Fire risk: The design takes this into account with asset protection zones, with roads forming fire breaks. Not much would burn in the structures. Farming at harvest time is the highest risk.
Noise: Current quarry nearby has noise and high road use. Construction phase of solar farm is relatively short and roads will be refurbished on completion.
Visual impact: Trees will ultimately block the view, no one owns a view. I actually asked Greater Hume Council to consider putting solar panels on the Culcairn Common to power the town, just like Lockhart. And that installation would be right in front of my house. But no vision so no project.
Cheaper power: Renewable energy is cheaper and bring prices down.
Removal of installation: Nothing is concreted in and agreements will be in place to return land to agricultural use - unlike residential sub divisions that remove that land permanently.
Linkage infrastructure: Code for putting them out west. No private company would do this due to the sheer cost, risk of unreliability due to storms and fire, even terrorism. Whereas the infrastructure is already here, it's a no-brainer. To run a power line and power boosting facilities will cause massive tree destruction as there has to be 60-metre-wide corridors and continuing maintenance.

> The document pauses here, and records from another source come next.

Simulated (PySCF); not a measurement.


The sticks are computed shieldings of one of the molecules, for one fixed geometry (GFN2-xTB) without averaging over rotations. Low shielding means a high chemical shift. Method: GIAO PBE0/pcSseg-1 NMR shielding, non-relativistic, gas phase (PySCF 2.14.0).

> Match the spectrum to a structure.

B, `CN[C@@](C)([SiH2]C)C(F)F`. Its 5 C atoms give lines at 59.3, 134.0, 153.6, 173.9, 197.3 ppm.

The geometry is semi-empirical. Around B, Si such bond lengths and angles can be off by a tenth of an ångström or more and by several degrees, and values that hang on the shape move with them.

Panels on industrial estates and car parks: No power company is going to do that. Take a look at private businesses, most already have solar to try and reduce their running costs. Use of agricultural land for power production and production of meat and wool is the absolutely best solution for sustainability.
Greg Vonthien, Culcairn
Let's get a franchise
After reading the article and seeing the goal to grow the borders population to 300,000+ in the next 20 years (The Border Mail, November 18), I believe Albury-Wodonga should be looking into getting a professional sporting franchise.
Whether it be NBL or a league, possibly even BBL.The benefits for jobs in sports health, construction, tourism would be enormous. And would continually sustain these industries.